New001, ScuttleChris, and Banksy – product leads on League – here to loop you in on what’s next for League of Legends.
tl;dr: Riot Pls is an ongoing effort to talk about the future of League of Legends and share lessons we’re learning along the way.
Over the last 6+ years, we’ve been guided by a few core philosophies — for example, we believe League at its best is an incredibly competitive experience, and one that is all the more powerful when played with people you trust. We also believe that our mission is to support League in being the best it can be, whether it’s maintaining the never ending path to mastery, offering more avenues of expression, or connecting players to one another through a shared love of the game.
We still believe these things and wanted to share how our vision – our long, long-term goal for League – has evolved.
We want League of Legends to become a global sport that lasts for generations. We’re not just talking about the LCS (or LCK, or CBLoL, or NACS, or…); we’re talking about League as a way of life – a competitive hobby, pastime, or activity that stays with you through the years. Imagine growing up with League the same way others have grown up with basketball, baseball, or soccer; shooting free-throws at the park, playing pickup games at the gym, forming new friendships in recreational leagues, being a die-hard fan of your favorite pro team, all the way to taking the international stage at the World Finals (if that’s the path you choose). Ultimately this is our goal: to foster a love for the sport of League by offering competitive, fulfilling experiences at all levels of play. We’re not quite there today, but we think we can get there with your help.
This vision doesn’t demand we drop everything else we’re working on. It just provides us with an overarching ideal we can push toward. We want League to grow into a true team sport and, at times, progress has been painful. As we stack-rank our development priorities, we’ve had to be honest with ourselves in making hard decisions about things we aren’t prioritizing. It’s part of why we retired Dominion, and it’s part of our initial goals for dynamic queue (and why we fumbled in the transition over from solo/duo queue). With these challenges in mind, however, we still believe this is the vision, and we’d love to hear your ideas on how we can accomplish it.
As we get more comfortable talking about work on the fly, Riot Pls will move away from being about the features we’ve shipped (or won’t ship) and more on the lessons we’ve learned in pursuit of this vision. For now, we have a few things to cover:
We were wrong to completely shut down the possibility of sandbox mode. Full stop. Our initial argument – that training mode makes for an even higher barrier to entry – makes some behavioral assumptions that many rightly called us out on. Your passionate feedback and sound reasoning, along with a lot of internal conversations around this vision of League as a global sport have made it clear that our concerns only have the potential to become reality if we’re not doing our job. Providing competitive experiences at all levels of play also means we should be providing the right training tools at all levels of play.

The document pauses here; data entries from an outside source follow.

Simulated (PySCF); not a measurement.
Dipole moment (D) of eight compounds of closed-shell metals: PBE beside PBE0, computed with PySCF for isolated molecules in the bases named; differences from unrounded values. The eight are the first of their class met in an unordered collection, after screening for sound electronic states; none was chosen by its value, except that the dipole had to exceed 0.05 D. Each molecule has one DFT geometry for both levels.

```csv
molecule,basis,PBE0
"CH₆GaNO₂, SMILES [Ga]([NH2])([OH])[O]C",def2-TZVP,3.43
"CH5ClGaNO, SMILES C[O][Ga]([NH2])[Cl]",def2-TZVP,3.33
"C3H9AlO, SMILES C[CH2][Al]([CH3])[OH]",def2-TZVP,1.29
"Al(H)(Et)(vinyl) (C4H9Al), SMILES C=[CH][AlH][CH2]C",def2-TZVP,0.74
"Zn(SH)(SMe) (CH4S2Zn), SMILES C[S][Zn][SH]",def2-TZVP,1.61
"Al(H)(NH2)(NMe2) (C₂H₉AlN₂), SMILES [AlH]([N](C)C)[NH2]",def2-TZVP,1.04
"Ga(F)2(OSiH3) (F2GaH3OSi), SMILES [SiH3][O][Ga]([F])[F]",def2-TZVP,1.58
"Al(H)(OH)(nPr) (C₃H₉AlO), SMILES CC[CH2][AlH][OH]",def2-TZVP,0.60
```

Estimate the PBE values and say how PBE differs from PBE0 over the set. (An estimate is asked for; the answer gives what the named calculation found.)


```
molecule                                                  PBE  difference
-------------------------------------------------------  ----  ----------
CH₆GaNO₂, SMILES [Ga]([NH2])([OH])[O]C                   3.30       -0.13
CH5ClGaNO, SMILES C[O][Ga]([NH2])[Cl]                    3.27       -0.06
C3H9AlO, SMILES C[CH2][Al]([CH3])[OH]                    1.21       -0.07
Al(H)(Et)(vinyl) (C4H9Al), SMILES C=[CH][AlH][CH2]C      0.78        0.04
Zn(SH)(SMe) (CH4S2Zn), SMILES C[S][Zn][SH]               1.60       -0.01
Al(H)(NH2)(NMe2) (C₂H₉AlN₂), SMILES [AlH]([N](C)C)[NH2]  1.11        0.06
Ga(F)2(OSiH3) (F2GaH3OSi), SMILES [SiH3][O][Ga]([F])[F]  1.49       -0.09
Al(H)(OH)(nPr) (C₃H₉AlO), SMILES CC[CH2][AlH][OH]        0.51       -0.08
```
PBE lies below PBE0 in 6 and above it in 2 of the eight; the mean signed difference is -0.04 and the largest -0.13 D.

That said, being open to the idea doesn’t mean it immediately becomes our top priority. The internal team that would develop this feature is focused on a different project for the foreseeable future, so while we’re saying we want to do it and, one day, we will, that’s the extent of this commitment. Your feedback has always been a powerful presence in conversations around how we achieve our goals, so while we can’t even promise SoonTM here, we didn’t want to leave the issue canceled. When we begin tangible, focused work on sandbox mode, we’ll update you.
(Quick caveat: when we say sandbox mode, we’re specifically referring to a training mode where players can practice core skills – not a sandbox ‘modify your game in any way’ mode.)
We don’t expect you to rent out a gaming house with four friends just so you can stay in Plat, but we do want to support a queue that levels up in competition like any other team sport: through leadership, cooperation, and, yes, raw skill. All athletes possess these attributes in different measures, but they understand and value them intrinsically. Prior to the launch of dynamic queue, we felt like we had a competitive ladder that over-indexed on the raw skill and individualism parts instead of naturally promoting all-around great teamplay.
When the team made its recent update, a lot of players took away the conclusion of “no solo queue” — that we were hiding from a hard conversation by being purposefully vague. In reality, we’re not making a call on solo queue because there are some critical issues we need to fix in dynamic queue to understand what’s actually missing. Promising solo queue in our original announcement was premature – a knee-jerk reaction to a situation we were still figuring out – and our silence on the matter (outside of some miscommunications) only made things more suspicious.
Here’s the rundown: We know that for some players, dynamic queue undermines individual recognition of skill, and that’s not something we can solve with iterative improvements. It’s a philosophical difference. But, we know a lot of things that can be solved with iterative improvements, and our current top three priorities are improving the solo player experience against premades, lowering queue times, and smoothing out role selection weight. In an ideal (and optimistic) world, getting these numbers right would make a second queue unnecessary, but it’s not something we’re dismissing as of yet. Right now we’re prioritizing the stability and health of a single queue – two would split the ranked player base and have a significant impact on wait times – and this is not a decision we’re taking lightly.
When it comes to a philosophical stance, however, we do want to be clear: we believe that dynamic queue is closer to representing a healthy, competitive landscape in League of Legends than solo/duo queue. We’re not saying this to present a binary ‘one or the other’ situation — it’s a belief in the same way we know we’re under-serving those who want a way to measure (and communicate) theirindividual performance. This will be an ongoing conversation as we finish stabilizing dynamic queue and develop a deeper understanding of what we should be prioritizing next.
When we launched League back in 2009, we were just focused on making the game we wanted to play… and then making sure the damn thing stayed online and worked correctly. We’ve spent most of our time since then trying to keep up with the game as it grows — we’ve told the story dozens of times. Honestly speaking, we’ll never get beyond tech debt (or design debt, or art debt, or systems debt, etc.) because we never want to stop evolving and trying to improve. But we’ve made a lot of progress over the last few years (even with occasional stumbles), and 2016 is finally the year where we can build off our remodeled foundations to take real, meaningful steps forward.
Whether it’s alpha testing an updated client, improving our backend stuff, delivering clubs and the mobile app, or working hard on our mid-season update, we’ll always stay hungry in evolving League as a global sport that lasts for generations. We hope you’ll stay with us on that course.
We’ll see you before Q3 with our next wall of text.